House Subcommittee Holds Hearings on Telemarketing Bills
Both bills were introduced last October.
Steve Brubaker of InfoCision Management Corp., testifying on behalf of the American Teleservices Association, told the Subcommittee on Telecommunications, Trade and Consumer Protection that HR 3180, the so-called "Dinnertime Calling Bill," would not decrease the volume of telemarketing calls that consumers would receive. Instead, he said that the law, which would make it illegal for telemarketers to call residences between 5 p.m. and 7 p.m., would simply give free reign to the telemarketing organizations, such as charities and political groups, that were exempt from the law.
Rep. Matt Salmon, R-AZ, who introduced HR 3180, and Rep. Rodney Frelinghuysen, R-NJ, who introduced HR 3100, both testified in support of their respective bills. HR 3100, the "Know Your Caller Act," is a bill written specifically to require that telemarketers do not interfere with the ability of caller-ID systems to detect the name and number of the caller. HR 3180 contains similar wording.
Brubaker testified that current call center technology and caller-ID technology are not compatible. He asked that the bill be worded so that it addresses only those telemarketers that actively seek to block their identities from consumers.
Kevin Brosnahan, an ATA spokesman, said the ATA would monitor the bills to try to prevent legislators from inserting language that penalized telemarketers who used automatic dialers.

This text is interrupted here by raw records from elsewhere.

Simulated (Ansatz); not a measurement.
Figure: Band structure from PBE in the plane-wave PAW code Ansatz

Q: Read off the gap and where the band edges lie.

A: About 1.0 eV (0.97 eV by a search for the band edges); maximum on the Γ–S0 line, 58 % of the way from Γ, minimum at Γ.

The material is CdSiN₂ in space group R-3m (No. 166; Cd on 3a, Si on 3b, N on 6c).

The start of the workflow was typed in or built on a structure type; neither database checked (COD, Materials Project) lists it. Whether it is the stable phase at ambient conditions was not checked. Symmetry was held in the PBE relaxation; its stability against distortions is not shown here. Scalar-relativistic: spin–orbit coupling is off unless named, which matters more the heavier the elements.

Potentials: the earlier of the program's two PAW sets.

The future of the bills is largely under the control of Rep. Billy Tauzin, who chairs the subcommittee. It was not immediately known what Tauzin's position was on the bill, but a spokesman for his office said last year that he did not place a high priority on HR 3180.
Meanwhile, Democratic lawmakers reportedly grilled Brubaker about his company's work on some controversial Republican telemarketing fundraisers.